Decency’s Challenges: Relations, Navigations and Horizons in Social Enterprises

  • Svensson, Christian Franklin (PI (principal investigator))

Projektdetaljer

Beskrivelse

The empirical foundation in this anthropological study is field work in six social enterprises located in a municipality in the south of Denmark. All enterprises employ socially vulnerable citizens struggling with mental or physical disability, long-term unemployment or drug abuse.

The ethnographic methods consist of participant observation, semi-structured interviews and focus group interviews. Additionally, officials employed in municipal positions and local politicians have been interviewed.
A number of trends and patterns as daily practice routines, structures and value systems are prominent. This provides a framework for understanding local knowledges and negotiations among participants and how they reflect and navigate in specific social settings and contexts.

In a dynamic understanding of culture there is an emphasis on participants’ ability to act and navigate through reflective participation. Cultural aspects are in this perspective common features which are constantly negotiated.
Several participants use the word decency to express relations where shared responsibility, participation and mutual trust are significant. These human ideals characterise the social enterprises as alternatives and counter-actions to experiences of the municipality’s documentism and systemistic elements in which the employees must navigate.

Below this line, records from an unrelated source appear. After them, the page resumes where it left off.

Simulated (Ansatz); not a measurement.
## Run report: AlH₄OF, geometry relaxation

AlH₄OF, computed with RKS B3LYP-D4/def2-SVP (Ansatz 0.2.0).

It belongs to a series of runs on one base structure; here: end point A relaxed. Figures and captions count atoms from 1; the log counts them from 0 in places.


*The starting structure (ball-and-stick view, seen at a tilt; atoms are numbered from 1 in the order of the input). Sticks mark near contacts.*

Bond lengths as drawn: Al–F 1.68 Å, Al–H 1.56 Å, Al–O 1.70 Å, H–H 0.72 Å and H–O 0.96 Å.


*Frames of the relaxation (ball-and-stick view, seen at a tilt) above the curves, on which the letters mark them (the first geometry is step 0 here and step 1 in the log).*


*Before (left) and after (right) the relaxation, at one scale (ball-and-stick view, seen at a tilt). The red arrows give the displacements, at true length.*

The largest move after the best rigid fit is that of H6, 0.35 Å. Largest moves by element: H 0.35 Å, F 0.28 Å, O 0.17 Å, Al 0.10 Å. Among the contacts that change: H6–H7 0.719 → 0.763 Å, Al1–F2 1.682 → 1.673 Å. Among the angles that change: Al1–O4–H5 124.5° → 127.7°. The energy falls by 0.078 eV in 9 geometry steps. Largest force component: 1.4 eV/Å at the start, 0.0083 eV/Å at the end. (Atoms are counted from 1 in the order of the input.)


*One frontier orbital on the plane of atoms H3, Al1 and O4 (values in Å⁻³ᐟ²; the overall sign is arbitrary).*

A balance between the social and profit dimensions in the social enterprises is a means to the goal, which is to develop social skills and competences. However, there is a risk that expectations to the social enterprises will change because of demands for increased revenue and visibility.
Social enterprises have socially sustainable purposes as basic conditions, but each social enterprise must be defined and viewed in its own context as applies to any social arena. Because social enterprises are plural phenomena, this study thus maintains a critique of epochal analyses and typologies.

In a rapidly changing world, social sustainability is a necessary part of development as well as of national and supranational policy decisions. Increasing awareness of social enterprises therefore often leads to politicised agendas, not least in the discussion of welfare societies.